The Royal Swedish Academy of Sciences has awarded the 2007 Nobel Prize in physics to France’s Albert Fert and Germany’s Peter Grünberg for their research into giant magnetoresistance&mdashGMR—which enables greater amounts of data to be packed into ever-smaller areas.
The two scientists discovered the phenomena independently of each other; they also shared the 2007 Japan Prize for their research.

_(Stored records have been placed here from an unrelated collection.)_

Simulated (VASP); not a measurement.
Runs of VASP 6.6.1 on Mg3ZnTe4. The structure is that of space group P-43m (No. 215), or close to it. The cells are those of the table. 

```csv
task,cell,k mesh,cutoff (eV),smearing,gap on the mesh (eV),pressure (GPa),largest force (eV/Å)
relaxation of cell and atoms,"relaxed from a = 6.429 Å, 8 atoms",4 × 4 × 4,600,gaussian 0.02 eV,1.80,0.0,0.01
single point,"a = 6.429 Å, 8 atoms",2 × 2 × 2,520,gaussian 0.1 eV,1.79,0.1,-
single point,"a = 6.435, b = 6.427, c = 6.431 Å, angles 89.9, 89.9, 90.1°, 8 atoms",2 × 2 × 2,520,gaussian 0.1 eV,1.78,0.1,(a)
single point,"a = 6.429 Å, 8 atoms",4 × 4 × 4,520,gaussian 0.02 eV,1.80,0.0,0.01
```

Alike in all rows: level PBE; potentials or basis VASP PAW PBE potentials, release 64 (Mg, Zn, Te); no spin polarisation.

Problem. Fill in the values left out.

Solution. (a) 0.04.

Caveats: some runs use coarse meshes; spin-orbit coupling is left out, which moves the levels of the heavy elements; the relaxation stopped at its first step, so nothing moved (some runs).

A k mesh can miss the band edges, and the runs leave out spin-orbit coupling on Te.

GMR works by producing a disproportionately large electrical response to a very small magnetic input. The phenomena emerges due to the “spin” of electrons in atoms: the electrons can be made to spin in different directions in different circumstances, producing differences in electrical resistance which, in turn, can be used to represent digital data. Fert and Grünberg discovered ways to exploit the GMR effect using nanometer-thin layers of magnetic and non-magnetic material are stacked together. The discovery was unexpected, but quickly applied to commercial applications like data storage, where it has enabled the production of ever-smaller (and ever-denser) hard drives: it’s no exaggeration to say the iPod—and notebook computers—wouldn’t exist without the efforts of Fert and Grünberg.
Fert and Grünberg independently discovered the GMR phenomena in 1988. By 1997, scientists were working on the first read-out heads for employing the technology in hard drives.
Fert and Grünberg will share a prize of 10 million Swedish krona (about $1.5 million U.S. dollars).